Nick Currie (aka Momus) has a very interesting series of posts on Click Opera recently about the state of being post-American. It was sort of a relief to read his well-articulated description of this situation, of being American but being over America at the same time, as I have been struggling with how to describe this in myself.
Nick quotes some neo-con Mark Krikorian in the National Review pejoratively describing the post-American as someone who "may actually still like America, but the emotion resembles the attachment one might feel to, say, suburban New Jersey." I'd make an amendment to that statement: it's not like the feeling one might have for suburban New Jersey, the situation is more akin to the feelings one might have for a retarded uncle. He's a schizoid semi-suicidal nincompoop but you have to see him at breakfast in the morning and deal with the insanity he shoves in your face. Ignoring him isn't an option because he's so loud and sort of dangerous, nor is dialog, which would require a level of intelligence that is just simply not present. So you cope. That's how I feel being back here, as though I am coping with America, my dear retarded uncle.
But at the same time, that is America in the generalized sense, and while totally accurate, it loses sight of the dots of beauty that are here. The local islands of relative sanity are very special as well. After returning from Berlin, it was such a pleasure to spend the afternoon with my friend Heather Heise bowing and scraping percussion instruments, making strange breathing sounds with her accordion, recording it all for a theater project she is working on as well as our own duo project. I have this amazing collection of sounds to play with now, and that's how I'm spending the rest of my day today. I love the community of people here in California who are wide-eyed and experimental and maverick in their thinking.
Or another example of what is great about this place, spending yesterday with Lee rummaging through the countless bins of music at Amoeba records, afterwards having very nice draft Belgian beers at Toronado in the lower Haight, where they seem to always be playing Rush's 2112 album. These are the things that make it OK, these are the kinds of people and places that exist here and possibly nowhere else that make this a magical place to be as well.

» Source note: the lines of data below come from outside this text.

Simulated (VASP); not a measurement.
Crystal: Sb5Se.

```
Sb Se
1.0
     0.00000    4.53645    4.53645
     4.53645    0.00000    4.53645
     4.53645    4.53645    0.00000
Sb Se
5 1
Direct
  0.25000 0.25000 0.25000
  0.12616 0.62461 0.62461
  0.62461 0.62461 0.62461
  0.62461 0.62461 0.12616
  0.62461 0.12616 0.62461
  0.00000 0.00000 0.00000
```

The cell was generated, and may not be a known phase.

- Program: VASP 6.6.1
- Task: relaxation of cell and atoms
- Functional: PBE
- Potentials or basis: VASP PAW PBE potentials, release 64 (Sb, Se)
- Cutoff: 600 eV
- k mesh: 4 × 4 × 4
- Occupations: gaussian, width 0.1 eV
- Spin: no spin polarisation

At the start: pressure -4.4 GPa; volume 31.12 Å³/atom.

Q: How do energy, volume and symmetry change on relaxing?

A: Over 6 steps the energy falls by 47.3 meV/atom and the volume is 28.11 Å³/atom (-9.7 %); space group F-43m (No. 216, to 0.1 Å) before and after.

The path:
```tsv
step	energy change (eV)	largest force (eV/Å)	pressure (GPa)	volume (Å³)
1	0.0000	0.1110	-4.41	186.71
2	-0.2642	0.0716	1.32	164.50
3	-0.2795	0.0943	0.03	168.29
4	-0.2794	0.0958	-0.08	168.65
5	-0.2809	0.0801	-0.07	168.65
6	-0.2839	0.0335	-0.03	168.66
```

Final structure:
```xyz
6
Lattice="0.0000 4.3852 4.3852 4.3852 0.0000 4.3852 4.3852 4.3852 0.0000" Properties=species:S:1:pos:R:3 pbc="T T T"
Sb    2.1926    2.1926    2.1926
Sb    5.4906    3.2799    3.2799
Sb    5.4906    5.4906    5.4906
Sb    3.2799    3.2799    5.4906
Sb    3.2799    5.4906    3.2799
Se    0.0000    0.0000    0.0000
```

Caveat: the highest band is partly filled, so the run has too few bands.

I think it takes a focus on the local to survive in America today. If one looks at the big picture, as any sane person should, it's a grim if not depressing sight. The future outlook for this country is not a good one, and the present is pretty awful as well. The general culture of the USA is caught in a downward spiral of greedy, bitter, insecure, childish, hedonistic, and ultimately suicidal paranoia. After three weeks in Berlin there's nothing I'd love more than to hop the next KLM flight and plant myself right back in Mitte, never to leave again, to be free from this place. But I can't, not yet anyway. What I can do is find those things that I love here in San Francisco, and join in with them and help them become even better, hoping somehow that it makes a difference. There is a lot to be said for leaving what you hate to find the place that speaks deeply to you, but sometimes sizing up the reality of the place where you are, and figuring out how you fit in and how you can improve it, while exhausting and frustrating, can be extremely rewarding as well in a very different sometimes surprising way.